Last month I wrote about a number of people I know that are not putting money into a pension. Not only do these people not put money into a pension but they also tend to think that the stock market is too risky and that it is no different to gambling on a horse. They think I am mad to put most of my savings in the stock market. Many of them tend to have been burnt by investing in Eircom and this has left them scared of all shares. Even friends that do have some exposure to the stock market through employee schemes ownership schemes or through investing in a tip they have received from somebody else will express the view that the stock market is incredibly dangerous and not a place to put much money.
I then tend to give my little speech about the long term historical performance of equities. I tell them that history is on my side because in the long term a diversified portfolio of shares has always given a real return that justifies taking the risk. I do not tend to go into the detail and I certainly do not go down the road of giving an academic argument based on the equity risk premium. Now and again I might mention that I have met the executives of hundreds of companies and the vast majority of them attempt to generate profits greater than the risk free rate. I think that a number of people I have mentioned this to do not see the connection between the way the company is run and the share price. Everyone understands that Eircom was out to make a profit, sure isn’t Eircom robbing everyone blind! Yet this did not guarantee that people made a profit by investing in it. I cannot even argue that in the long run people will make their money back because they all got bought out at a loss. Even those people that still have their Vodafone shares will never make a decent return.
Having listened to so many people express the view that investing in the stock market is not for them has made me think long and hard about this idea of an equity risk premium. Is it really that easy? Can I genuinely say to people that all you have to do is buy an index fund or an index ETF (Exchange traded fund) and if you hold on to it for 10 to 20 years you will definitely do better than leaving the money on deposit? I realise that I cannot make the argument about any individual share because there are any number of reasons why one company will not perform. But can I genuinely make the argument that investing in a sufficiently diversified basket of shares that diversifies away stock specific risk will capture this magical thing known as the equity risk premium?
If it is genuinely that easy why isn’t everyone doing it? Surely every professional investor knows enough about history to know that equities outperform. Put your money into the market sit back and wait for the good times to roll. Just ignore those blips that are caused by inflation, oil, politics, terrorism, valuation bubbles, dodgy accounting, under funded pensions, strikes, greedy executives etc, etc.
Can I really say to people that the next time they hear George Lee on the RTE news say “billions wiped off the stock market”, they should just switch channels secure in the knowledge that the day billions are added to the stock market it will not make headlines on the RTE news.

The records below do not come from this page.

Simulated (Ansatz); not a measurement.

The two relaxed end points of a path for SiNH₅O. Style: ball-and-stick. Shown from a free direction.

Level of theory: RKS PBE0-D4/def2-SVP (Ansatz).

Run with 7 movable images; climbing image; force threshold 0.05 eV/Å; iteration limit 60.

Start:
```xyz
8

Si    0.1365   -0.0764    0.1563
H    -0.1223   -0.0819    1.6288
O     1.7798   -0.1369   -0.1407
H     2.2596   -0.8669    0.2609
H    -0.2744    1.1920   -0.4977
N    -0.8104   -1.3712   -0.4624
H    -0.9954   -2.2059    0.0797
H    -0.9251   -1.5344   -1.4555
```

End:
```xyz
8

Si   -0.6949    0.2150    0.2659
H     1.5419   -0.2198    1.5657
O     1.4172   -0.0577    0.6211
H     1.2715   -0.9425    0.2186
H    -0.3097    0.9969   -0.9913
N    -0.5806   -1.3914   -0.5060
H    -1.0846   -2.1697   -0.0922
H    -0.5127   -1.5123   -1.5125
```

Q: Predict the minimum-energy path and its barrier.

Having had all these doubts and having asked all these questions about whether it really is that easy maybe I have hit the nail on the head because the reality is that nobody and I mean nobody I know finds it easy to ignore all the blips.
Lets look at it from a professional investor perspective. A few years into my investment career I remember one investment director made the case that equities outperform in the long run and therefore he decided to increase the exposure of long term funds like pension funds to equities. He gave presentations to clients supporting this position and then he sat back waiting for the good times to come along. Now of course he wasn’t to know that Iraq was just about to invade Kuwait. He wasn’t to know that the price of oil was going to increase dramatically. I don’t know if many people can remember back to that period and remember just how much fear there was of the Iraqi army. There was a genuine fear of a long lasting war that could destroy oil fields in Iraq, Kuwait, Saudi Arabia and possibly further down the Persian Gulf. The investment director still thought that in the long run equities would perform but he began to panic that on a one or two year view they would under           perform and in the world of professional investment you generally get fired if you under perform for three years. In the circumstances we panicked and reduced our exposure to equities. In hindsight it looked stupid because as we all know the Gulf war ended quickly and the price of oil fell back. Naturally enough a short while later the exposure to equities was increased again but the damage had been done.
Later on in my career another investment director made the same argument that shares were the place to be. After the stock market bubble collapsed in 2000 he began to have doubts. He held out until 2002. You can imagine my surprise when I came back from the world cup in Japan in June 2002 to discover that we had reduced our exposure to shares. The stock market hit bottom in 2003 and later on equity exposure was increased again.
I heard a similar story from a former colleague who worked in Swiss Re. They managed to sell at the very bottom in 2003.

Having seen how difficult it is for professional investors to ignore the blips makes me understand why it is that the equity risk premium appears to exist. If the professionals cannot take advantage of the long run what chance have the amateurs.

Only time will tell whether my analysis is right but it is my intention to invest through the blips and try to take advantage of this equity risk premium. I hope my clients will live with me through the ups and downs and we will all make money in the end. Watch this space.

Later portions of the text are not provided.